Nice, the Enemy of Kind
- September 10, 2018
- Sage Blalock
I recently heard a story about a manager at a Christian organization. She was a dedicated leader for her staff and did all she could to follow her bosses’ orders while also serving her customers well. After working at this location for many years, her superiors decided that they wanted to replace her. The best policy, one would think, would be for a supervisor to sit down with an employee and honestly explain why they were no longer going to retain their services.
That’s not what happened.
Instead of informing her of the decision, the manager’s bosses chose to slowly push her out. She received conflicting instructions from each of them, she was written up for things that she was expressly told she wouldn’t be, and was subjected to a litany of other minor infractions that were intended to wear her down.
And they did. Eventually, she left. The bosses’ mission was complete: get her out without firing her outright. It’s because they didn’t want people to talk about how they, a good Christian organization, fired someone. They were trying to keep up appearances. They were trying to be nice.
The Oxford Dictionary defines nice as “giving pleasure or satisfaction; pleasant or attractive”. By this definition, niceness is concerned with people’s feelings, their opinions. It’s public relations. It’s all optics.
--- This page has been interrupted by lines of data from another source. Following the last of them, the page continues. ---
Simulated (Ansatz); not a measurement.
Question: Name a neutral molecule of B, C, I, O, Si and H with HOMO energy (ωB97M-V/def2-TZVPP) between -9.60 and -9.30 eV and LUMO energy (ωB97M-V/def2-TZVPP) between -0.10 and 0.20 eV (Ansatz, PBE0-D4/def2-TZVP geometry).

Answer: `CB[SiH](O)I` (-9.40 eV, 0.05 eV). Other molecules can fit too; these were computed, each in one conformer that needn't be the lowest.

That, often, is one of our biggest problems in the Church. We are concerned about our appearance to the other congregants and our pastors. We want everyone to think we are solid Christians that have it all together, even when we don’t. Especially when we don’t. To that affect, we are nice to those around us. We use empty flattery so that people who go to church with us think we are good people.
We do the same outside of church. In a world that needs loving followers of Christ in every community, we often fall short. We say we love people, but many would disagree. We claim to care about the poor and the widow, but that isn’t how the world perceives us. At least we don’t use curse words, am I right?
Niceness, by nature, only runs skin-deep. It’s fake, surface-level religiosity. Nice goes to church every Sunday in its Sunday best but doesn’t support missions. Nice talks about serving the community and walks past the homeless person asking for help. Nice pretends to care or has convinced itself it has. But it doesn’t.
What you, I, and the Church need is to stop being nice and start being kind. Kindness means “having or showing a friendly, generous, and considerate nature”. If you are kind, then you genuinely care about others’ well-being. Kindness as a prime Christian ethic was first displayed by (drumroll please)… Jesus!
Jesus wasn’t particularly nice. He wasn’t nice to the woman at the well when he reminded her of her sin. He wasn’t nice to Nicodemus when he ridiculed his theology in John 3. He certainly wasn’t nice to Peter when he rebuked him “get behind me, Satan.”
Jesus may not have been nice, but he was and is the kindest person who has ever lived. Jesus cared for the poor and those who society left behind when he healed them and spent time with them. Most importantly of all, he was kind to the world when he took the penalty due us on account of our sins. Jesus’ death on the cross was the kindest act in human history.
Christ is our example in all things. He teaches us to care authentically, live with compassion, and love sacrificially. So when we think about how to act in relation to others, let’s not consider what will make people think more highly of us. Let’s follow Christ and ask ourselves “how can I love this person the most”?